At the 2015 All-Scientists Meeting Bern told this story:
Mr. Stroud called him up one morning and asked him to go over to the house. When Bern arrived, Mr. Stroud told him that one of the many art pieces in the house had been appraised in the range of $1.5 - 2 million, and if Bern could pick it out, the piece would be sold and the funds donated to the endowment for the Stroud Center.
Bern gave a couple tries and failed, so Mr. Stroud took him to the front entryway and identified a very large brown painting with a single, horizontal black stripe – a Rothko. Eventually the transaction was conducted.

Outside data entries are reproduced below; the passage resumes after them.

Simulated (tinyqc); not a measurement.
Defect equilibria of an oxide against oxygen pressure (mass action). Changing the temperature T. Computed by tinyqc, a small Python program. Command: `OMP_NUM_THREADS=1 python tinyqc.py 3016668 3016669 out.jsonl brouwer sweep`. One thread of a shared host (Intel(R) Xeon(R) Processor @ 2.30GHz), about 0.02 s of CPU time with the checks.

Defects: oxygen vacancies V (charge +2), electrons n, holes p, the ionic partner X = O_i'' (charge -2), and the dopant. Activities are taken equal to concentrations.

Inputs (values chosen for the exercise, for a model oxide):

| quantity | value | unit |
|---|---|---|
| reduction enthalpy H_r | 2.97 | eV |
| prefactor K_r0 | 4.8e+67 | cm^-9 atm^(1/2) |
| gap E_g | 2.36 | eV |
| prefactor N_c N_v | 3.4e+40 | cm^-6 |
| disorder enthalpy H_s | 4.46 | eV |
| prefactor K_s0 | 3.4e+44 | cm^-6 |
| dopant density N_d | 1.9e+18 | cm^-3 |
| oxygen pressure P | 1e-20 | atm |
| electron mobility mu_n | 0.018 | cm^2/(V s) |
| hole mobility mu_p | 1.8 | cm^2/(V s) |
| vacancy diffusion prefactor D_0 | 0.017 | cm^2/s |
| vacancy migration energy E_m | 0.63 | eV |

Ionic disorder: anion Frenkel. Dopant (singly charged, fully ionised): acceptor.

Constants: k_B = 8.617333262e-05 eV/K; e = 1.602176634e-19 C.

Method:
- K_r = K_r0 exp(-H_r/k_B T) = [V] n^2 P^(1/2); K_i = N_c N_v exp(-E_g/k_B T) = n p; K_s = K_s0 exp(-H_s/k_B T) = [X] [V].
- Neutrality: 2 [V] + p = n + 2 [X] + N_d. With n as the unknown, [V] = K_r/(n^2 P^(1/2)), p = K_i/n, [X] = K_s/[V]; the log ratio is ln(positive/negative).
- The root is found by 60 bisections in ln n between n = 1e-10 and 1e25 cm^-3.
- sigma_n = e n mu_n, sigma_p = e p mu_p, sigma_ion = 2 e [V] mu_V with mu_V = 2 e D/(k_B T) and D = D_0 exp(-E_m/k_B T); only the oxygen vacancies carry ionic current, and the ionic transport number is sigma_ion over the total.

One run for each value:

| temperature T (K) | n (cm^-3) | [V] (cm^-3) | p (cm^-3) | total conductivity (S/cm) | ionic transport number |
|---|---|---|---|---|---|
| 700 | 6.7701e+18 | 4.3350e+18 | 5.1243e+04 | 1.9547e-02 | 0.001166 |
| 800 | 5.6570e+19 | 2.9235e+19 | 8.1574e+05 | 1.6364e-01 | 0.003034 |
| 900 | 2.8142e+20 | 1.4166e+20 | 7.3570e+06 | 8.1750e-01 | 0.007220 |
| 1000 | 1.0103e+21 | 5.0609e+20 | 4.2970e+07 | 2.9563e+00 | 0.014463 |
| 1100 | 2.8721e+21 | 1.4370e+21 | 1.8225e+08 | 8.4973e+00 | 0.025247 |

Art has been a part of the Stroud Center programs in many forms, especially in education programs. One such class involves art students learning about aquatic science while canoeing down the Brandywine Creek. At one point in the program they collect and view aquatic invertebrates under microscopes streamside, and then are asked to take a sheet of paper and draw their favorite mayfly or caddisfly that they have collected.
However, they are asked to draw the critter with one half of it showing the individual “as is” and then, let their creative juices flow, and draw the other half freeform to better represent their impressions from the field experience. Eventually the class makes its way downstream and pulls out on a grassy bank. The students go to the nearby house where artist Jamie Wyeth (of the many generations of famous Wyeth artists in the area) greets them and shows them around his studio.